Private prisons are now a multi billion pound industry – and one company is soaking it up

The government announced that two more private prisons will be opening in Britain. And while the model is failing, it's making one company very rich indeed.

Outsourcing giant Serco has been handed a colossal £3.6 billion in government contracts for private prisons and accompanying prison services, according to newly-released figures. 

Private prisons have been around since the 1990s, following an outsourcing flurry by the government under controversial Private Finance Initiatives (PFI).

But the business has flourished in recent years, and turned into a multi billion pound industry for security companies like Serco, G4S, Sodexo, and even the maligned Carillion.

And now Serco is under investigation by the Serious Fraud Office, other shocking revelations have come to light.

How many private prisons are there?

There are currently 14 private prisons in Britain, with another series of young offender institutions (YOIs) and youth security facilites.

Serco runs five of the adult private prisons. G4S runs another five of them, plus at least three security training centres (STCs) and one YOI – including the infamous Medway STC and Oakhill YOI.

The rest of the 14 HM Prisons are run by Sodexo Justice Services.

How much do private companies make out of running prisons?

According to a Freedom of Information request by the office of shadow justice secretary Richard Burgon and seen by Left Foot Forward, the government’s most expensive contract is with Serco, for running HMP Thameside in South East London.

Serco got a cool £931 million from the taxpayer to run the facilities imprisoning 1232 people.

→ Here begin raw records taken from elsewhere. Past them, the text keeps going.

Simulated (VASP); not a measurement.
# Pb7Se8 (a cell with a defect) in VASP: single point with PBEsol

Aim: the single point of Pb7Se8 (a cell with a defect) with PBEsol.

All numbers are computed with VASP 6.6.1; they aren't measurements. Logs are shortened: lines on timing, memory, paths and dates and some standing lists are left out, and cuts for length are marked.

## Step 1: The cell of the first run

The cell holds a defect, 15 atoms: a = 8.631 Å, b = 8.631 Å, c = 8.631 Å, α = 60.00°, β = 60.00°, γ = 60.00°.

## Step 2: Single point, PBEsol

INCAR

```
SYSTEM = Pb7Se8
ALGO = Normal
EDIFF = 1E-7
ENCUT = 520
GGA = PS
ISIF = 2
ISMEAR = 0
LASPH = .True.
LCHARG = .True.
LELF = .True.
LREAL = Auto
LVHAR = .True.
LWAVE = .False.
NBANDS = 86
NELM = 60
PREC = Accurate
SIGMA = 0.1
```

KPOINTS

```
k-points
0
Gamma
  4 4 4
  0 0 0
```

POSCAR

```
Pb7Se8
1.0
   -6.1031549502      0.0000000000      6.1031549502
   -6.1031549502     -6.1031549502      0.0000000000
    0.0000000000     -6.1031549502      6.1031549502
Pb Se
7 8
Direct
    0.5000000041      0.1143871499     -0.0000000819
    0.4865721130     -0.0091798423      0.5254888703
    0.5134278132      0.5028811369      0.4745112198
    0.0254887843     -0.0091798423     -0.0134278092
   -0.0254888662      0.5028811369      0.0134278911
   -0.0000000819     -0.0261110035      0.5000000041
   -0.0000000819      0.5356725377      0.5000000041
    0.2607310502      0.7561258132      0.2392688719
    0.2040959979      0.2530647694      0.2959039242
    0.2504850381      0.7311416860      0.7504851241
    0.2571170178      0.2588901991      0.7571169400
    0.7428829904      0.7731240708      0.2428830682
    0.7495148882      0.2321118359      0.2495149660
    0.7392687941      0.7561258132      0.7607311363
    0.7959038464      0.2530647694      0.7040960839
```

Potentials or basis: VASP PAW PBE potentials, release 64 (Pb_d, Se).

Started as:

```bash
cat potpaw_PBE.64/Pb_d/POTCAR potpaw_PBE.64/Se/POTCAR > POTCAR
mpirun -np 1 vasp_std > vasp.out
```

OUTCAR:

Thameside was part of the Design, Construct, Manage & Finance (DCMF) programme and it was given to Serco to build and run for 25 years. It opened in 2012 with an original capacity of 900.

Has it paid off?

No. The government admitted last July that it would not make a promised £115 million in savings from privatising prison services.

A statement from the National Offender Management Service said at the time:

“A contracting exercise exposed that historically the costs of maintenance and services were not clearly understood by the business and consequently planning assumptions have not held true. The contract is therefore underfunded and the declared efficiency savings reduced.”

Private prisons were also found to be rife in poor performance (particularly in Carillion’s case), contract failings and widespread violence both among prisoners and between prisoners and security staff.

G4S-run young facility Oakhill recorded 330 assaults in six months at the end of last year.

Why does it all spell Tory trouble?

Serco is under criminal investigation for allegedly overcharging the Department of Justice in an prisoner electronic monitoring contract. But that didn’t stop the government from appointing the company’s former head of public affairs, Edward Argar, as the new junior justice minister earlier this month.


Burgon told Buzzfeed at the time that “it is in the public interest that the government clarifies what dealings Mr Argar will have with Serco in his new ministerial capacity.”

Will prisons be taken back into public hands then?

You’d think that would be the obvious conclusion, but instead Minister for Prisons, Rory Stewart, announced yesterday he would allowing companies to bid for two new contracts. One at the site of the former Glen Parva prison, and a new one at Wellingborough, Northamptonshire.

Carillion had originally bid to build and run the sites, but its recent collapsed resulted in a whole new contracting process.

The projects are part of a £1.3 billion scheme by the government, aiming to create up to 10,000 new prison places.

Private companies will be hoping to build and run the site at Glen Parva, and manage the Wellingborough prison after it has been built by the state.

Burgon slammed the plans, accusing the government of being “obsessed” with privatising and outsourcing prisons.

Labour’s shadow justice secretary Richard Burgon told this site:

“From the crisis in prisons maintenance to the failings of our probation services, the Tories’ obsession with privatisation and outsourcing has caused widespread damage to our justice system – and it’s the public who’ve had to foot the bill.

“With a Labour government, there will be no new private prisons and no public sector prisons will be privatised. Labour will bring all the outsourced prison maintenance contracts back in house at the earliest possible opportunity. The Tories must abandon this failed experiment of prison privatisation.”

Whoever bids for the new prisons, it’s likely to spell bad news for our justice system.